Rodney Atkins ready for Fiesta Edinburg

Rodney Atkins will headline Edinburg Chamber of Commerce’s 52nd annual Fiesta Edinburg with a performance Friday at H-E-B Park in Edinburg.

Fiesta Edinburg, which runs through Sunday, will also feature Tejano group Los Palominos on Saturday.

“(Fiesta Edinburg) originally started because it was announcing the county seat here in Edinburg, and we’ve been celebrating that ever since,” said DeAnna Garza, director of special events for the Edinburg Chamber of Commerce. “Every year we get together, we have a carnival, we have kiddie rides; it’s really a family fun event.” Garza says she’s excited to see the show at this year’s Fiesta.

“We picked Rodney because of all his number one hits,” she said. “His music is the most identifiable, it’s one of those where the song comes on and everybody sings along and everybody knows the words. I’m most excited to hear the crowd join in, because the songs are so identifiable that the crowd is bound to have a fantastic time singing along with him.”

Atkins says that’s exactly the vibe he’s going for.

“My goal every night is for everybody to kind of lose track of time and forget where they are, and just sing along. It’s not about some artist, about sitting there and letting me sing to you,” he said. “That is not my goal at all, I couldn’t do it if that’s what I was supposed to be doing. It’s about all of us singing together, losing track of time and forgetting where you are.”

In many ways, Atkins says, that’s the reason he’s a musician.

“I figure if I can make that happen almost every time I play, then it’s worth doing,” he said.

Atkins said that some of his best shows have been a little impromptu, even while he’s playing for the troops in Afghanistan.
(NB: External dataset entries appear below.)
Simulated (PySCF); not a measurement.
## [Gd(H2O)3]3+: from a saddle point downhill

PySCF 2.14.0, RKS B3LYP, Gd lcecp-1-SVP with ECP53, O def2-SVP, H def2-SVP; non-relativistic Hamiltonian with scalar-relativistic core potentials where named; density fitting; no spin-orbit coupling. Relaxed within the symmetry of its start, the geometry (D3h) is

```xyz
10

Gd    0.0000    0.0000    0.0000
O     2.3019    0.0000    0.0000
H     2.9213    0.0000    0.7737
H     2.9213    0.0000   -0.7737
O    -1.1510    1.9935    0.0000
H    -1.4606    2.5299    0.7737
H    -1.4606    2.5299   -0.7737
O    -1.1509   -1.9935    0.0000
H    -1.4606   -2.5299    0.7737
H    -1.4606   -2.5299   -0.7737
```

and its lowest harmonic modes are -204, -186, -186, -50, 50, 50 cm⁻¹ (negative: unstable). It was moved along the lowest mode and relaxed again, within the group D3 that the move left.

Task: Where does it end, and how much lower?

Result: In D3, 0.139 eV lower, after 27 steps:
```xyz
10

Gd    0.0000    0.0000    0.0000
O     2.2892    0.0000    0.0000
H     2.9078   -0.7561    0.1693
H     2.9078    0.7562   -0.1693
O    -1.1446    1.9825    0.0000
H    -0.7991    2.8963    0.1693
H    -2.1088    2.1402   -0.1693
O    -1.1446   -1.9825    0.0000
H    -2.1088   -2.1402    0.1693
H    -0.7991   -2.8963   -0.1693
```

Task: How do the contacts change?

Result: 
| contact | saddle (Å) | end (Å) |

“Some of my favorite shows that I’ve done have been in crazy places, with not even a full band, full production. A bunch of those shows are arenas and festivals, some real cool places, but some of them have been impromptu, with just a guitar,” he said. “A Marine’ll wind up having a guitar, and I’ll grab it and wind up playing for 45 minutes, and we’re all just kind of singing together.”

In some ways, Atkins says, his career started off in that casual manner. In 2002 he had just recorded one of his early albums.

“It sold about seven copies. I didn’t really know if I was going to get more music,” he said.

A couple of years later, Atkins went to his home outside of Nashville, determined to record his kind of music.

“I got on Ebay and bought a refurbished laptop, a microphone and this little thing called an Mbox so I could record into the computer. Didn’t know anything about any of that at the time,” he said. “I set it up in the pantry in the house and started trying to sing. Sound bounced all over the walls.”

Atkins went out to his barn, got a bit of foam and went back to the pantry.

“I push-pinned it into the wall of the pantry and I started singing, so sound wouldn’t bounce around,” he said. “I took my time and I wound up making the album “If You’re Going Through Hell” that way. I made a whole record.”

The title track would go on to be Atkins’ first number one hit, spending four weeks at the top of the Hot Country Songs charts. Fortuitously, it also wound up leading to one of his other hits.

Atkins says that his son happened to be laying outside the pantry, listening while he was recording the album.

“My son was four years old at the time, laying on the floor coloring, being a good little boy,” Atkins said. “I didn’t think he was paying attention until the next day, I went to pick him up from Pre-K. I walked in and I’ll never forget Ms. Sarah saying ‘I need to talk to you about your boy.’”

Atkins’ son had been repeating the words from “If You’re Going Through Hell.”

“That’s where that song came from,” Atkins laughed. “I wound up on the front porch writing “Watching You” after that.”

“Watching You,” a song about a son learning from his father, also became a number one hit.

Atkins says he’s excited to play some of those old hits, as well as some of his newer numbers, at Fiesta.

“I’ve been pretty much all over Texas. I don’t know that I’ve actually been to Edinburg, but I love it down in the Valley, it’s my kind of folks. I grew up in a small town. It’s the rural way of life, it’s neighbors helping neighbors. It’s friends and family, and I think that’s who I’m singing to, folks with a rural heart, and I think it’s the same thing when you’re in the middle of that area,” he said. “I think the real heartbeat of that mentality is what you find coming to a place like Edinburg.”

Atkins says he thinks his kind of music will speak to that mentality.

“You want songs that can translate a message like that, where parents don’t have to avoid their kids hearing it, they can listen to it with their kids,” he said. “I can’t wait to be there.”

Concert tickets for Rodney Atkins and Los Palominos are currently available for purchase at www.hebparkrgv.com.